Falcon 9 rocket engines test-fired in advance of Monday launch

A plume of exhaust and steam appears from the base of the Falcon 9 rocket Thursday during a hold-down engine firing. Credit: Steven Young/Spaceflight Now

Moving closer toward launch Monday with a South Korean communications satellite, a SpaceX Falcon 9 rocket fired its nine Merlin main engines Thursday on a launch pad in Florida in a key preflight readiness test.

The Merlin 1D engines fired at 12 p.m. EDT (1600 GMT) Thursday as hold-down restraints kept the two-stage Falcon 9 rocket anchored at pad 39A. Once engineers complete a data review, ground crews will roll the Falcon 9 back to its hangar to meet the Koreasat 5A communications satellite.

The rocket was moved to pad 39A from SpaceX’s integration hangar about a quarter-mile to the south, where technicians assembled the newly-built two-stage launcher. The Falcon 9 was without its payload for Thursday’s hotfire test, a change in practice instituted last year after a rocket exploded minutes before a similar hold-down firing, destroying an Israeli communications satellite on-board.

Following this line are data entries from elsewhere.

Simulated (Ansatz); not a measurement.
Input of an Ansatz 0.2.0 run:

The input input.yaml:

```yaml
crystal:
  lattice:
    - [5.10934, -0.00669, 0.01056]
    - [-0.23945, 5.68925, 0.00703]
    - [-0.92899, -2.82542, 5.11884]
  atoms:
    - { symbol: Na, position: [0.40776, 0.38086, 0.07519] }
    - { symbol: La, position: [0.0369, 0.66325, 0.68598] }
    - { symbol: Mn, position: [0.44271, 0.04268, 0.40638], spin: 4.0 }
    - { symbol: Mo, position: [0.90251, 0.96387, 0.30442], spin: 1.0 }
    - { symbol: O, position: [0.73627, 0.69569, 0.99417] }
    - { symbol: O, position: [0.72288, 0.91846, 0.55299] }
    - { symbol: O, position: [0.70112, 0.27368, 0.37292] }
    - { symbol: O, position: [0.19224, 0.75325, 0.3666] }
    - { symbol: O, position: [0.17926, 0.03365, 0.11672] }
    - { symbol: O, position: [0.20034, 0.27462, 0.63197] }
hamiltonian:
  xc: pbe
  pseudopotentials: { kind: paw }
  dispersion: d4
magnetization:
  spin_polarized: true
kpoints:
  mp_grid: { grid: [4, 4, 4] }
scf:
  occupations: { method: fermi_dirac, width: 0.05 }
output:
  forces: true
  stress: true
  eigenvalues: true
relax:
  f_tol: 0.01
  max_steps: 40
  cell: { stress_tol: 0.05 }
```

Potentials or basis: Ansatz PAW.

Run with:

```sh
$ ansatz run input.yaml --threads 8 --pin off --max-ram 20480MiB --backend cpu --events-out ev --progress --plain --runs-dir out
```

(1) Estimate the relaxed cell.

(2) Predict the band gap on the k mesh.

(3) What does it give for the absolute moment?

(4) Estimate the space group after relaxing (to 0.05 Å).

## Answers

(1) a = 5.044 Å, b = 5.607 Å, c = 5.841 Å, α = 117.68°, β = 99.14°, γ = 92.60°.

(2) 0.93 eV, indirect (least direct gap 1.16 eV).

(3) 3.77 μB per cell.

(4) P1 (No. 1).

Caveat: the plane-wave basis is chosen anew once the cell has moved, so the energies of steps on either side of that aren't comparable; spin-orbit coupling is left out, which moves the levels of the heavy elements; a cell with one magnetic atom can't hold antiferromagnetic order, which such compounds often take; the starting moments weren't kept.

Once the Falcon 9 is back in the hangar near pad 39A, workers will attach the rocket’s payload shroud containing the Koreasat 5A satellite.

It will be rolled back out to pad 39A, a seaside launch complex formerly used by Saturn 5 moon rockets and the space shuttle, over the weekend for a liftoff currently scheduled for Monday afternoon.

Monday’s launch window opens at 3:34 p.m. EDT (1934 GMT) and extends to 5:58 p.m. EDT (2158 GMT).

The Koreasat 5A launch will mark SpaceX’s 16th mission of the year, and the 44th Falcon 9 flight overall since June 2010.

Built by Thales Alenia Space, Koreasat 5A will provide direct-to-home television broadcasting and other communications services in Korea, Japan, the Philippines, Guam, and Southeast Asia. Other coverage zones will include the Middle East and East Africa, where Koreasat 5A will support maritime communications.

The Falcon 9 rocket will deploy Koreasat 5A into an elliptical, egg-shaped transfer orbit on the way to an eventual operating position in geostationary orbit 22,300 miles (35,800 kilometers) over the equator.

Owned by KTsat of South Korea, the new satellite will replace Koreasat 5 launched in 2006.

The Falcon 9’s first stage will aim for landing on SpaceX’s drone ship floating several hundred miles downrange in the Atlantic Ocean for recovery and reuse.